Re: hydrogen too expensive.
Yes, the best source of hydrogen is natural gas. Ammonia has been made that way since WWI.
Once again when measured vs fossil fuels green energy loses.
Methods that don’t require fuel like wind and solar might beat fossil fuels when fully developed. Energy storage cost remains an issue.

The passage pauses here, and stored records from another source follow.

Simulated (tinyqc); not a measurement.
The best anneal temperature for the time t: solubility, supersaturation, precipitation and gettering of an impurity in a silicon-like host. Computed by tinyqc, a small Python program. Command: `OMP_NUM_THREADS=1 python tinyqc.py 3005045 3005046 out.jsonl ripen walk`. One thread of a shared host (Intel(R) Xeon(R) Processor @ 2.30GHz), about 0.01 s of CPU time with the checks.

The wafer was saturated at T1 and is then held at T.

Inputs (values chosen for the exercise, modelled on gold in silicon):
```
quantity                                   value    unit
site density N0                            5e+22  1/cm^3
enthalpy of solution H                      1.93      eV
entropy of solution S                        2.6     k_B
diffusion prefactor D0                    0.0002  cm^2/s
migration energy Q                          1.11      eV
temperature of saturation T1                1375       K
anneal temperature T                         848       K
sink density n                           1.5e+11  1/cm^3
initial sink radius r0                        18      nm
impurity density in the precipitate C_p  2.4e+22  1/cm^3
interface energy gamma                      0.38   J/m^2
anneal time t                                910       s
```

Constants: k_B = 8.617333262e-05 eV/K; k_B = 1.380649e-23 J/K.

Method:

To be fair, at “idle”, the efficiency of an EV is also essentially zero, if you measure efficiency in Wh/mi (as we do in the USA). My Tesla, for example, when I first start driving, and the A/C is blasting while cooling off the cabin, will often show well over 1000 Wh/mi initially. Then it tapers down as I drive further. Meanwhile, my overall average is 263 Wh/mi over the entire 32,000+ miles. Someone posted a photo (I can’t find it right now) of their display last week at the Mexico-USA border after sitting in their car in line for 2 hours with the A/C running. It said something like 14,000 Wh/mi.
There are two different concepts here. One is using waste heat to generate hydrogen. I suspected and @waterfell confirmed that the waste heat from nuclear power plants isn’t hot enough for industrial processes.
Looking at the original paper you posted, the costs came out to be about $0.08/KwH equivalent of hydrogen. That’s borderline (probably over the borderline) too high, and that’s starting from a free energy input.
The other concept is using heat from the nuclear reactor directly to make hydrogen. I agree that is 100% theoretically possible. But the problem is still that it requires multiple units of other energy to make one unit of hydrogen energy. If you are using the heat from your reactor directly to make hydrogen then you can’t use it to make electricity.
The back-of-the napkin calculation to show why this will never make economic sense is easy. Let’s say you want to make 1 kwh equivalent of hydrogen, and your electrolysis process is super-efficient at 80%. So 1 kwh/.8 = 1.25 kwh of electricity to make 1kwh equivalent of hydrogen. Now you take that 1 kwh of hydrogen use it in a fuel cell at 60% efficiency. That means it takes 2 kwh input to get 1 kwh output. That doesn’t scale. Because it requires energy to break and create chemical bonds, those numbers can’t change much (as long as the laws of physics hold).
No it is not double counting. They are just counting the electricity being generated some which is stored for later use.